Let us probe further. What can account for the longevity of a dining tradition amidst successive imperial regimes and centuries of social, political and cultural reconfiguration? Ayurvedic rationale is undoubtedly a legitimising factor, but there persists an undeniably deeper, more visceral resonance. It speaks volumes about an enduring symbiosis between nation and cuisine. Think ‘India’, and, almost instinctively, one envisions bustling sabzi mandis (vegetable markets), steeped in the rampant scents and sounds of culinary sorcery. Food is a lifeblood, the literal and figurative pulse of a personality that is constantly adapting and evolving. It pivots not solely upon the physical substance of the meal but also upon the attendant rites and rituals. The principle of ‘unity in diversity’ typifies the Indian national ethos, finding distinctive expression in the vast array of ingredients, techniques, and equipment deployed in service of the culinary art. Although the final product may vary substantially between regions, the resemblance between our eating practices is quite remarkable; whether we think of the naans and biryani of the northern regions, or the idli and dosa emblematic of the South, the custom of dining sans cutlery is ubiquitous. It is, however, more than a communal experience, composing a mutually intelligible cultural idiom through which interregional division can be temporarily transcended, linguistic and religious divergence attenuated. In short, eating with your hands denotes a national identity that does not exclude or discriminate.

But the journey it inspires is, at the same time, intensely personal. As a second-generation immigrant, ‘diaspora’ and ‘identity crisis’ are, to my mind, virtually synonymous. Mediating a pluri-ethnic heritage can be a tortuous process. It is contoured by the dissonance between culture of residence and culture of origin, the assimilation into the former, the neglect of the latter, and the haunting sense of guilt that this routinely evokes. In this context, replicating the dining practices of my parents, and my grandparents, and millions of Indians across the world is strangely liberating. Engaging in so hallowed a tradition, albeit in a western setting, it feels as though I have somehow established a dialogue between the conflicting claimants to my cultural allegiance. The sensation of internal ‘wholeness’ is soothing.

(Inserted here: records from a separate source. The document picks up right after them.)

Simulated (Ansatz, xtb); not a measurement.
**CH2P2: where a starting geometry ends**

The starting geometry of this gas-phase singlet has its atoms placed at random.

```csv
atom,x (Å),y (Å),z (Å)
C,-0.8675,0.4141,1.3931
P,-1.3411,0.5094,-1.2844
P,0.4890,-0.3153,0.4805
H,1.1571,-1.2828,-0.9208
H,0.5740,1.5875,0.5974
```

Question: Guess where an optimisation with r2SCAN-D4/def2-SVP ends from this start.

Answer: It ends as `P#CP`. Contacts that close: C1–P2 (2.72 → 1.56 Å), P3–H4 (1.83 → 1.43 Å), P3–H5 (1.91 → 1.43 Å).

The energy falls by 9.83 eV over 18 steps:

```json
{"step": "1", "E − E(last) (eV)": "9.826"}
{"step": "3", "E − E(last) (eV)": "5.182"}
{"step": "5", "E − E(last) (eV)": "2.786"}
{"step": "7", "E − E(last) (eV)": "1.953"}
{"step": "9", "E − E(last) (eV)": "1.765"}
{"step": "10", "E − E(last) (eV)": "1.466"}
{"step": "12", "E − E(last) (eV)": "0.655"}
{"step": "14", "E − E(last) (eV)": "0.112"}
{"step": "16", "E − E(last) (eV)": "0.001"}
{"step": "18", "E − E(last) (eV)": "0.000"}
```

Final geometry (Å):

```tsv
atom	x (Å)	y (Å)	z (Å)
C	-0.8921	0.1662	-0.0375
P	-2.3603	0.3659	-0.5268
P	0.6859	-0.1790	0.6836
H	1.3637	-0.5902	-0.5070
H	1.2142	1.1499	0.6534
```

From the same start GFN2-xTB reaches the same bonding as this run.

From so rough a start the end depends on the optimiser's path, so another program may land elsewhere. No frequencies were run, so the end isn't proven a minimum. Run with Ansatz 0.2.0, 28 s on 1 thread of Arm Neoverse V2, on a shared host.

The connection between dining etiquette and identity is abstract but nonetheless compelling. As a unifying force, it articulates a shared narrative of culture, history and national solidarity of particular importance in an era of escalating regionalist agitation. But, for the individual, the implications are even more far-reaching. It reminds us that identity formation isn’t concrete. It is malleable and mobile and composite, inflected by personal agency and inherited tradition alike, derived from a myriad of experiences. It is incredible that the childhood experience of eating with my hands – so reflexive, structured, honed through daily practice – would enable me to reconcile the ‘Indian’ and ‘British’ elements of my ethnicity, and eternally anchor me to the former as I progressively submerged myself in the latter.

Perhaps, then, it is time for us to revise the old adage: you are not merely what you eat, but, equally, how you eat.